“I wanted to record an album of material that forces me to play differently,” Adolfo says. “My passion is for their harmonies and melodies, which are not just sophisticated, but quite unusual in Brazilian music. When you play American or Brazilian standards, you tend to stay in familiar territory. But with their harmonies you cannot use clichés. It requires you go into some really different directions.” The fact that Adolfo’s original pieces (“Chicote,” “Chorosa Blues,” “Chora Baião”) fit so comfortably alongside the music of Guinga and Buarque shouldn’t be surprising. From Stevie Wonder, Dionne Warwick, and Herb Alpert to Elis Regina, Beth Carvalho, and Sergio Mendes, some of the world’s most popular artists have recorded his songs. His title track announces the thread of choro and baião running through the album, drawing on both forms while opening with a bracing jolt of maracatu percussion.
“This is a different kind of music, not Jobim,” Adolfo says. “Guinga is very inventive with choro and baião. Before Guinga everyone played choro very traditionally. He uses chords like Piazzolla. He’s never been played by jazz musicians, but his harmonies are very unexpected.”
As for Buarque, “I wanted to show him as a musician,” says Adolfo. “There’s no doubt he’s one of the three most important lyricists in Brazil, but he’s also a composer who ranks alongside Jobim and Edu Lobo. He chooses different chords and different bass lines. You can hear in songs like ‘A Ostra e o Vento’ (The Oyster and the Wind) that the harmonies are very sophisticated. As a composer, as a musician who writes songs, he and Guinga do things that nobody else does in Brazilian music, with chords and melodies that are unexpected.”

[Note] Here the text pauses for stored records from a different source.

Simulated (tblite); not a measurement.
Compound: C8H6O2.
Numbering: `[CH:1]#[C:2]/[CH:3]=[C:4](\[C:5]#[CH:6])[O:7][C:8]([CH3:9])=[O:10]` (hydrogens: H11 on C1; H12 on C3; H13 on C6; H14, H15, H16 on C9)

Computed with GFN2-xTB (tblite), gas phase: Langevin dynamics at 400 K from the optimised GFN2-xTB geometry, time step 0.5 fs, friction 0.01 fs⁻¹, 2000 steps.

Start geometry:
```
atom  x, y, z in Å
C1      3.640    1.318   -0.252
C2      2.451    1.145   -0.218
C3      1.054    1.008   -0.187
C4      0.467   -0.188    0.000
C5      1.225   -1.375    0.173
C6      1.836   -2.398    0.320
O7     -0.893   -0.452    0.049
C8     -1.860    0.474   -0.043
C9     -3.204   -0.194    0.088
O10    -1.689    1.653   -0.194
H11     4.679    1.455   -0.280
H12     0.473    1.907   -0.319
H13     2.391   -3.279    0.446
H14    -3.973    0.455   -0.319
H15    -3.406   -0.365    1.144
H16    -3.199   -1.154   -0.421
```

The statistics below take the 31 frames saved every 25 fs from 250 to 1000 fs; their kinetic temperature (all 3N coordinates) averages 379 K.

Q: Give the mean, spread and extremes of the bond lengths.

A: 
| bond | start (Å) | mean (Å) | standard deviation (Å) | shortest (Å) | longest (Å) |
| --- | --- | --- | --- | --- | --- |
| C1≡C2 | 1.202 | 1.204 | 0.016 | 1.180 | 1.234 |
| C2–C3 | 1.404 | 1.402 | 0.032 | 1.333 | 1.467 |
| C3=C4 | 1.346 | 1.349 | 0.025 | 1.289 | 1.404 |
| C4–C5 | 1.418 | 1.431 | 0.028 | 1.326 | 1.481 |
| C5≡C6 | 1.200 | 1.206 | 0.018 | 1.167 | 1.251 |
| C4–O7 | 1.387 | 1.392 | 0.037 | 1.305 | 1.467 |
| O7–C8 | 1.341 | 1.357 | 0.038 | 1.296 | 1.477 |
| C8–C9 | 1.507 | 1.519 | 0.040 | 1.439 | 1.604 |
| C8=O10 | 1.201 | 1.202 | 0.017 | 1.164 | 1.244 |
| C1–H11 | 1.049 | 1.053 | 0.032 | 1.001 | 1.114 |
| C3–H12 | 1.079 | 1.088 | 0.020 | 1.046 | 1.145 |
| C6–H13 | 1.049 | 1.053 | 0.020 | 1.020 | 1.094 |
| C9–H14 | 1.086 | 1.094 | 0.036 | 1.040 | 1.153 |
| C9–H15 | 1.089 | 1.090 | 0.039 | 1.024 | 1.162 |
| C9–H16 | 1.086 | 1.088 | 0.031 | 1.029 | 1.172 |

Produced and arranged by Adolfo, Chora Baião features the same basic cast heard on last year’s Lá e Cá: Uruguayan-born guitarist Leo Amuedo (a frequent collaborator with Ivan Lins), bassist Jorge Helder (often heard with Chico Buarque and Maria Bethânia), drummer Rafael Barata (Edu Lobo, Rosa Passos, Mônica Salmaso), and—on two tracks—vocalist Carol Saboya. The formidable Marcos Suzano (Lenine, Gilberto Gil, Zizi Possi) is added on percussion.
Besides his prolific work as a pianist, composer, and arranger, Adolfo, 64, continues to be a leader in music education. The Centro Musical Antonio Adolfo in Rio and a new experimental Brazilian music school in Hollywood, Florida, where he resides, are a big part of his current professional life. “Nadia Boulanger and all the other teachers I had were my inspiration to become a music educator myself,” says Adolfo. “My involvement in education is a result of my interest in always trying to go deeper and to deal technically with different music subjects, which has helped my own development and growth as a musician.”